America, this America, hasn't valued human life since its inception. It is built on death. It is drenched in blood.

So why, now, are we shocked - why do we offer thoughts and prayers - when another school shooting shows us the ugliness of our society? That ugliness has always been there. It is where we live.

I cannot comprehend this country's willingness to offer up children to this feckless god of selfish individualism.

A part of my job as a paraeducator in a public elementary school was helping children during lockdown drills. I worked in special education, and it was imperative that I kept my students calm and quiet while we locked the doors, turned off the lights, sat silently in a corner of the room, away from the windows. I remember very clearly the last drill I helped facilitate - I looked at all those tiny first grade faces and imagined the worst. Would I stand to defend them? Would I shield them with my body? Would anything really help to stop a madman with an assault rifle?

Who would these children be, if they were permitted by this cruel and callous world to grow up? All of those students had limitless potential. All of them deserved life, a happy life, a life of kindness and compassion and joy.

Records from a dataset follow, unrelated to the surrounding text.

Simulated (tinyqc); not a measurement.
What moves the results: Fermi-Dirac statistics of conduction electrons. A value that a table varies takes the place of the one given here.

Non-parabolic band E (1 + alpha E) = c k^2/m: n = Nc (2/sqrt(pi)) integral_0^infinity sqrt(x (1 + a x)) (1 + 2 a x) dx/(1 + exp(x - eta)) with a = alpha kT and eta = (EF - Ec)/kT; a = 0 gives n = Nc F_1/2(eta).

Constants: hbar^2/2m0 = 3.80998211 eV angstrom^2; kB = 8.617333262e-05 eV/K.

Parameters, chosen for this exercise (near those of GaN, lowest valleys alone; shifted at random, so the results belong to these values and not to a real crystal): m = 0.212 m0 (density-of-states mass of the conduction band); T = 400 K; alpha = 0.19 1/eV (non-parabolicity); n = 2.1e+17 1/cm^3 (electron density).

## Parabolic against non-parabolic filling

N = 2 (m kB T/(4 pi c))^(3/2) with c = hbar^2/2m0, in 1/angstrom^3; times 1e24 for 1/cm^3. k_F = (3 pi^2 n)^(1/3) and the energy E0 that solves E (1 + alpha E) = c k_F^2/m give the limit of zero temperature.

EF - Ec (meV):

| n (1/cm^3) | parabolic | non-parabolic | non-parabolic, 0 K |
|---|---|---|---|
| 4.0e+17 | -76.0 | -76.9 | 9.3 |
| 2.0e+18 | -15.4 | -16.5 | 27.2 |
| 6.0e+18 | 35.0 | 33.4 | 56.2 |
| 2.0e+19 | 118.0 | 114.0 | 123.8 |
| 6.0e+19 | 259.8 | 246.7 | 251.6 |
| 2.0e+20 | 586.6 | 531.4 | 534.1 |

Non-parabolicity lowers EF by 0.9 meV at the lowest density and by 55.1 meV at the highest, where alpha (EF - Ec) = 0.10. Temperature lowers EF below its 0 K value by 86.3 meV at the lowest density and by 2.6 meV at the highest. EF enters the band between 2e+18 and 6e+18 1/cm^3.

And our country simply does not care. Not about them, not about the murdered babies at Sandy Hook, not about the teens killed yesterday Marjory Stoneman Douglas High School, not about any of the children in the 18 school shootings in 2018 alone, not about the young people for whom violence is a part of their daily lives. 

Many Americans do care - don't get me wrong. There is mourning, and there is grief. In the aftermath of this most recent shooting, I've seen many people speaking to our need for adequate gun control. I've witnessed newscasters and politicians and regular citizens break down in sorrow. But that individual and collective grief stands in strife against the innate American selfishness, the denial of our national sins, the whitewashing of history, the willingness to refuse our culpability for genocide and persecution.

Our country is built on a faulty foundation, and it crumbles every day.

I want to believe that things will change. Surely we can take our cue from other countries who have restricted access to firearms. We can look to Australia, perhaps, and their reaction to a mass shooting - they did not want that horror to happen again, and they took action. We can acknowledge that America leads the world - when it comes to gun violence and mass incarceration - and say, no. Enough. This is not acceptable. This is not what we want for our children.

But to do that is to cure the fundamental illness of our country, and I'm not sure if we are ready. If it can be done.

We must abandon selfishness - the very selfishness which allows citizens to purchase firearms. The selfishness which makes some schools better than others. The selfishness of privilege, of corporate tax breaks, of private health insurance companies, of gerrymandering, of conservatism. Of ignoring the long term consequences of slavery. Of prioritizing the individual over the whole.

Too many children have died.

When will we open our eyes and say, no more?